We were accompanied by the Survivors Secretariat at Ohsweken (we will become the Akwesasne chapter) and the staff of the Woodlands Cultural Centre with Makayla Francis of the Native North American Traveling College recording the event.
The walk began with a tobacco-burning and a pipe ceremony. We started off at 8 a.m. but since we could not follow the train tracks used by Rocky and Joey we went through the farmlands parallel to their route.
I noticed the very neat Ontario farms in remarkable contrast to the disarray in the United States. Nothing out of place, well-groomed orchards, clean barns and pastures. I also saw that the Canadian roadsides have very little litter other than the occasional beer can.

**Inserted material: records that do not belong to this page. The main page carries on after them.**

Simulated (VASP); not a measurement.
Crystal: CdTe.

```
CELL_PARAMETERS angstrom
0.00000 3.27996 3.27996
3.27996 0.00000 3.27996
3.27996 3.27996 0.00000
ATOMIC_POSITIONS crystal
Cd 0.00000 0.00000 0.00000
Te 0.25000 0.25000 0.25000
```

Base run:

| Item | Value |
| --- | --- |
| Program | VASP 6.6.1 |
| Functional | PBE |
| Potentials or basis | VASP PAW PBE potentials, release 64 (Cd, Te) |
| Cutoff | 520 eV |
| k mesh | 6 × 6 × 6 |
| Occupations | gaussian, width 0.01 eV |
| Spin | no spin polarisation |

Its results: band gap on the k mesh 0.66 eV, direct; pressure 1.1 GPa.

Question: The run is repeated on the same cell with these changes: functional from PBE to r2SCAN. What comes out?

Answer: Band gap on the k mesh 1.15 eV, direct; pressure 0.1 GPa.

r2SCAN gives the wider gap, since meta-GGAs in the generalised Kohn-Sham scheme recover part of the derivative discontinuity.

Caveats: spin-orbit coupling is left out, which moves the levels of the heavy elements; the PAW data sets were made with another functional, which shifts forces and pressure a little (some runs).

During the events, I observed something unique at the otherwise oppressive mush hole: People were actually relaxed and smiling.
We were greeted by Canadian motorists with waves and car horns and people coming to the roadside to express their support. The only hostile comments came from a couple of people living in the wealthy Mississauga Road area.
Considering such hostility, I was pleased that the Commanda family chose that route. The inconvenience we may have caused to motorists and to those of wealth was a reminder that this is our land and they live in areas using our resources and our names.
Not until we reached Burlington late in the evening of Aug. 27 did I realize how massive metropolitan Toronto has become. We walked 50 kilometers that day and another 50 kilometers the next and at every step, someone among our 60 walkers was thinking of those two boys.
The Commanda brothers had made it to Hamilton, Ontario before Rocky was caught and placed in jail. Joey avoided capture and journeyed on, alone, for another 50 kilometers.
Thinking of the brothers, Joey’s lonely trek made our efforts easy by contrast — he did not have water, food or support vehicles as we did.
Despite heavy rain on the evening of Aug. 28, the bravest of the walkers made it to the Ronncevalles Bridge only 100 meters east of the exact location of Joey's death.
At 9 a.m. on Aug. 29, we held a tobacco ritual and tied orange ribbons to the bridge.
Canadian Indigenous Affairs ministers Marc Miller and Carolyn Bennett — two real human beings enveloped by the sorrows of the moment — also joined us without any media distractions. They were both respectful, humble and compassionate toward the walkers and the Commanda family.
We were asked by the family to make one more walk, this time at Pikwakanagan Territory, 150 kilometers northwest of Ottawa, which was the home of the Commanda family.
It seemed almost all of the Algonquins from there were present to welcome us, all wearing orange, as we marched toward the grave of Joey, to mark his power and to release him into the spirit world.
In our 'Walk for Joe' the Algonquin and Mohawk people were unified, supporting each other. We are unified in our love for our children.
It was a great day to experience such support.
When asked, we were given the support of Tim Dooley Thompson of the Mohawk Council of Akwesasne and our kin at the Indian Way Kanonsisnohn.
Their generosity and that of community member Chrissy Jacobs enabled us to attend these historic events.
Roberta Hill, who was also confined to the institute, encouraged us to join the Survivors Secretariat and Janis Monture of the Woodlands proved an excellent host while we were at the institute.
When asked why these kinds of events are important, our response is this:
This is who we are, this is what we do.
Nothing for us, without us, and all for Joey.